Vine Deloria, Jr., is a historian at the University of Colorado at Boulder, an Indian activist, and the author of many books, including Custer Died For Your Sins, and God is Red.

It is indeed ironic that Bush wants to include religious organizations in the annual distribution of taxpayers' money. If we look back at the origin of Western institutions closely, we can see that churches were the original providers of schools, welfare, health care, and even penitentiaries. Over the last few centuries these institutions have all become secular because the churches abandoned their responsibilities and were able to transfer the responsibility to the state.

Today even the former church-related-colleges scramble for federal funds. So we have come full circle now, and the church, instead of leading the state in matters of human concern, or being separate but equal partners in social issues, will become the handmaiden of the secular state in a formal relationship.

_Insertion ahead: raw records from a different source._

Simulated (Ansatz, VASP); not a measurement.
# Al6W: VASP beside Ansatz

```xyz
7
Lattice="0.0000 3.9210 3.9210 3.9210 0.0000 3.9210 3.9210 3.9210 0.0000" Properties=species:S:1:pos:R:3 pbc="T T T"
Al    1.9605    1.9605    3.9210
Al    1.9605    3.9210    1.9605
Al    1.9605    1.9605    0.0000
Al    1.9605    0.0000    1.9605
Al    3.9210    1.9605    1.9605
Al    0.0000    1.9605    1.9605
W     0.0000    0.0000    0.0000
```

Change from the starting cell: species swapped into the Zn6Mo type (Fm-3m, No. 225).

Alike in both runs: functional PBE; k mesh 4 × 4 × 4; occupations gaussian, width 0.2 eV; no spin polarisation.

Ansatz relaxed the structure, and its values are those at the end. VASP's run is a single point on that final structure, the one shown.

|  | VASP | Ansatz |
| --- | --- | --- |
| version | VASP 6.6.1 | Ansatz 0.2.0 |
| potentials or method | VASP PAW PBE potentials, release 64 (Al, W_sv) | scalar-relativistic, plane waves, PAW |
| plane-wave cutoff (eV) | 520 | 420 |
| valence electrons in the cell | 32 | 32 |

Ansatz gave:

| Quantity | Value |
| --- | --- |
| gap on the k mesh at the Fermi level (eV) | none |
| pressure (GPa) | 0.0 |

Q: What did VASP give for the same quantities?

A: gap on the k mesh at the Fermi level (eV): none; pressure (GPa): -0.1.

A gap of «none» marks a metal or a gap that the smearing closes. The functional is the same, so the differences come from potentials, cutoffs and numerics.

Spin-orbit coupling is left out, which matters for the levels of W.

Considering the track record of religious institutions in the past, choosing them to participate in what have become secular social programs is absurd. Christianity has always been the subject of wide pendulum swings between two biblical verses:

"Go forth and preach to all nations!!!"
and,
"Let your light so shine before men that they can see your good works and glorify your Father which is in heaven."

Unfortunately, it is a lot easier to preach at people than to do good works. Modern Christianity, with some rare exceptions, has embraced the god of the Old Testament rather than the god of the New Testament, so the present posture is one of blaming the victim rather than helping the victim. Good Samaritans are a rare commodity today. Since the only timewe actually hear about god in secular life is interviews with winning professional athletes, thanking god for tipped passes, funding religious groups to do anything is simply hastening the complete collapse of whatever is left of American culture-and perhaps even American history.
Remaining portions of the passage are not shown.